Subscribe to Dr. Macro's XML Rants

NOTE TO TOOL OWNERS: In this blog I will occasionally make statements about products that you will take exception to. My intent is to always be factual and accurate. If I have made a statement that you consider to be incorrect or innaccurate, please bring it to my attention and, once I have verified my error, I will post the appropriate correction.

And before you get too exercised, please read the post, date 9 Feb 2006, titled "All Tools Suck".

Monday, July 24, 2006


So far I've talked about XML-aware content management from the point of view of the functions and services such a system should provide and how it should be implemented. But it's possibly even more useful to think about how and why such systems are used.

The question then is: why do you use an XML-aware content management system?

First, let me be clear that this is all in the context of document authoring, not delivery. Delivery, while it can use the same underlying technologies, is a completely different kettle of fish where different requirements come into play. In general, delivery is simpler in terms of business logic but more demanding in terms of scale and performance. That is, an individual author can easily create a set of HTML pages on their crappy old laptop managed by CVS on some hagged out old PC but serving those pages to million users requires the beefiest of servers.

I'm not sure I've made that distinction completely clear so far in this discussion.

In addition, I always assume that the authoring repository and the publishing/delivery repository are physically separate and connected through a publishing process such that data from the authoring repository is processed in some way and the results are loaded into the delivery repository from which they are then made available to their intended users/readers/consumers.

One thing this means is that there is always a processing step between the data as authored and the data as delivered that is a key opportunity to apply processing. In the simple case this process is a null operation--you're just copying files. But in most real world processes you're doing something, even if it's just stripping out internal comments from the XML code.

The main reasons for using (or thinking you'll need to use) an XML-aware CMS for authoring support include:

- Versioned management of document source files

- Distributed access to document source files stored in a central location (i.e., files not scattered about on local computers)

- Control of access to specific files by specific users

As we've seen, these three uses can be well satisfied by Subversion or similar version control systems (CVS, etc.). For a lot of use cases this is all you need, even if you're doing more sophisticated things like cross-file linking or re-use. In my own day-to-day work this is how I operate. This works because the scale and scope of the linking I'm doing is small enough that it can be managed just through a little care, clear file organization and naming conventions, and rendition processors that do the link resolution and validation.

- Support for re-use of XML content at relatively fine levels of granularity

- Support for publishing of documents that use link-based re-use and hyperlinking (i.e., link resolution services)

- Full-text search and retrieval of XML content in support of authors doing re-use or re-purposing of content

- Management of the creation, maintenance, and resolution of hyperlinks for documents under active development

- Management of documents through development workflows

- Application of descriptive taxonomies to bodies of information to assist with classification, navigation, and retrieval of that information (i.e., Topic Maps)

- Support for large scale/large-volume publishing (for example, publishing all the manuals for an enterprise's products to the Web as HTML and PDF)

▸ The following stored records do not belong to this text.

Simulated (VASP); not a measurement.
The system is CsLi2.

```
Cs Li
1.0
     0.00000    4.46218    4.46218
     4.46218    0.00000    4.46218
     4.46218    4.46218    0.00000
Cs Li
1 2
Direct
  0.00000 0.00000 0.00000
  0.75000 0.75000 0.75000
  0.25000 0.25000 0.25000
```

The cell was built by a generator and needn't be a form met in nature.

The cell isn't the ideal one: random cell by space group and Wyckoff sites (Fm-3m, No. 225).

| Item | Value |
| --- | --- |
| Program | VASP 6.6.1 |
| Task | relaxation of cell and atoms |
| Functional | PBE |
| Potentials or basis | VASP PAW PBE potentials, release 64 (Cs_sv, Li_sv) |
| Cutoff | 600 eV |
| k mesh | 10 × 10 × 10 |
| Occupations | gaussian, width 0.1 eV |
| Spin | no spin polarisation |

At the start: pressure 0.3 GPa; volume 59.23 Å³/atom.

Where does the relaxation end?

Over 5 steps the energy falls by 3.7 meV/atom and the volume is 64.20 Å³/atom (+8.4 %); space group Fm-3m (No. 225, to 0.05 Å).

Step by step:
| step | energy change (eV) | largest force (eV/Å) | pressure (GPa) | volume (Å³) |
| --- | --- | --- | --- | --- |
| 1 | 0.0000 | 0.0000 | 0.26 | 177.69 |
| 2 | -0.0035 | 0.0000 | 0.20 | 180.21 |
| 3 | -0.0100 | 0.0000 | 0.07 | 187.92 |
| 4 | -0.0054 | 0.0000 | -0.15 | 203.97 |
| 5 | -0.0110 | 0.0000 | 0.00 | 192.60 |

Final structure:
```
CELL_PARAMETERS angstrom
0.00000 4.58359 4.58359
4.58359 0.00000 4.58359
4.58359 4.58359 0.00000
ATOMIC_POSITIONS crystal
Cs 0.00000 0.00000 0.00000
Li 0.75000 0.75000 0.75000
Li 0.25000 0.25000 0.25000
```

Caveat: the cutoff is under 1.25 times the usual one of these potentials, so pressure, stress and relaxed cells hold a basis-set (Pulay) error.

- Long-term archival storage of document source for documents that may need to be revised and republished long after they are originally authored.

- Management of different language versions of localized documents in order to support localization activities

Of these, most enterprises using XML for technical document authoring have a strong re-use requirement. Enterprises that use XML for things like textbooks or trade technical documents may have a less obvious re-use requirement but even in these cases there are pretty strong uses for re-use. For example, in textbooks there is often the main textbook as well as an instructor's manual and a lab book. These three publications likely share (or could share) quite a lot of their content. Any textbook that sells will also go through a number of revisions over its lifetime--using material from published version 1 in published version 2 without change is also re-use. Textbook material may also be re-used in different publications or re-purposed in customized versions of textbooks. You get the idea.

So in general, even if you started using XML just to get some better control over the rendering aspects of documentation you will quickly realize that there are significant opportunities for re-use regardless of what your documents are about or who consumes them.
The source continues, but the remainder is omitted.